Queens of the Underworld: A Journey into the Lives of Female Crooks Caitlin Davies

The History Press, pp.320, 20

If you’re after jewel thieves, bank robbers and gold smugglers, look no further than Caitlin Davies’s Queens of the Underworld. It opens in 1960 and tells the tale of Zoe Progl, a professional crook who once stole £250,000-worth of furs in a single heist. Eventually sent to Holloway Prison for 20 years, Progl subsequently pulled off the most successful jailbreak in 75 years when she scaled the 25ft wall to freedom.

Davies describes how her interest in this case led her to talk to Progl’s daughter after her mother’s death and, realising there was barely any public knowledge about this notorious, successful and imaginative criminal, thought that Progl was one of many women who deserved her attention.

Queens of the Underworld is a rollicking account of all kinds of crime committed by women from the 17th century to the present day. Moll Cutpurse operated as a pickpocket in the 1600s, running her criminal empire from Shoe Lane in the City of London, now home to the investment bankers Goldman Sachs. Centuries later, in 2004, Britain’s most notorious fraudster of the modern age, Joyti De-Laurey, was jailed for seven years for stealing £4.5 million from her Goldman Sachs employers, buying 11 properties in the UK, a £750,000 seafront villa in Cyprus, luxury cars, Cartier jewellery and a £150,000 speedboat. Dubbed ‘the Picasso of con artists’, De-Laurey told me in 2005 that she was given a longer sentence than most men convicted of similar crimes because she was a woman who had made the male bankers she had stolen from ‘look like a pair of pricks’.
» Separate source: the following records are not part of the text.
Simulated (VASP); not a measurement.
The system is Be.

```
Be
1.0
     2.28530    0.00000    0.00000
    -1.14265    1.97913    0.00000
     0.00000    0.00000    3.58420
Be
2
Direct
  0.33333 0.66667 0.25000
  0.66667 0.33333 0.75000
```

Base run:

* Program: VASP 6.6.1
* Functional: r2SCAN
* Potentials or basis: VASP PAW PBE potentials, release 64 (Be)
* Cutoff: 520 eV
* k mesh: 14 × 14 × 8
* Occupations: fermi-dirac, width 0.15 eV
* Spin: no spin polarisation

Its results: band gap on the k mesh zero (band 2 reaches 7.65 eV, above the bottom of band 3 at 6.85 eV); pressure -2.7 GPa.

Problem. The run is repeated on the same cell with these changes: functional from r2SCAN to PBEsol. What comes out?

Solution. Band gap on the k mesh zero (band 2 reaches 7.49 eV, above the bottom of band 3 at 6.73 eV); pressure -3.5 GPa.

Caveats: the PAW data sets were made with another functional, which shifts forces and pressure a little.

Meanwhile, Elsie Florence Carey led a gang of shoplifters in the 1930s by disguising herself in male clothing, as many women did at the time in order to evade capture. And Margaret Kenyon, a 22-year-old Londoner, threw a pair of roller skates through a café window after she’d been barred. When the police asked why she dressed like a man, Kenyon retorted: ‘We can please ourselves in this country.’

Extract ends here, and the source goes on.